Heinz also recommends expanding reduced fare options for low-income customers. The MBTA currently offers discounts to middle and high school students, seniors aged 65 and older, and disabled passengers, he notes, but low-income options are available only for young adults ages 18 to 25. Proportionally, America’s lowest earners spend more on transportation costs than the nation’s highest earners; offering reduced MBTA fares to older adults from households at or below 200% of the federal poverty level (currently defined as $27,750 for a family of four) would help alleviate this burden, saving each rider about $500 annually. Discounting fares, Heinz says, is therefore an “ideal mechanism for demonstrating the MBTA’s commitment to social equity.”
He also believes the MBTA could partner with members of Boston’s business community to integrate public infrastructure and private development, as they did with New Balance in 2015, when the athletic company paid $20 million to build a commuter rail station at its headquarters in Brighton. “Affordable, reliable public transportation is essential for a thriving economy,” Heinz says, citing a report from nonprofit A Better City indicating that areas served by the MBTA house 74% of all jobs in the state and generate 84% of Massachusetts’ gross domestic product. “By providing capital investments for public transportation, companies can boost productivity among their own workers while simultaneously strengthening the local economy.”

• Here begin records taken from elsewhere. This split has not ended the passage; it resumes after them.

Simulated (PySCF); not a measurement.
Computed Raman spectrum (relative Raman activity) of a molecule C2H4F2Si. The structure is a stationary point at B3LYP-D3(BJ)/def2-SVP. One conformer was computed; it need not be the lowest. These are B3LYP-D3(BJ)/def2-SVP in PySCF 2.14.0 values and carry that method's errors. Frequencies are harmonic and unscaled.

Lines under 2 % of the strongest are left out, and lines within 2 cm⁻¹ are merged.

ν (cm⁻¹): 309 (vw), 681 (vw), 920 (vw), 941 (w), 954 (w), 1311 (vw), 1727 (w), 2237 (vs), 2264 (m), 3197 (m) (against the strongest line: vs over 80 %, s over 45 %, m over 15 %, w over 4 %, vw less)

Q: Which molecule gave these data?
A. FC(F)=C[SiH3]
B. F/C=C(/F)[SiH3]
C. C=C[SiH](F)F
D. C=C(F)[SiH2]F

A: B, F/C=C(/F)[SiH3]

Heinz admits that, prior to embarking on his research project, he — like many Americans — wasn’t particularly concerned about issues he felt didn’t affect him personally. Now, he says, he appreciates the importance of civic engagement, and understands that all members of a community benefit when social inequities are acknowledged and addressed. “The treatment of a nation’s most vulnerable citizens is one of the greatest indicators of its strength,” Heinz says. He’s inspired to use the knowledge he’s gained at Bentley to advocate for change: “Lower-income communities in Massachusetts will continue to have limited opportunities for as long as public transportation remains a peripheral issue.”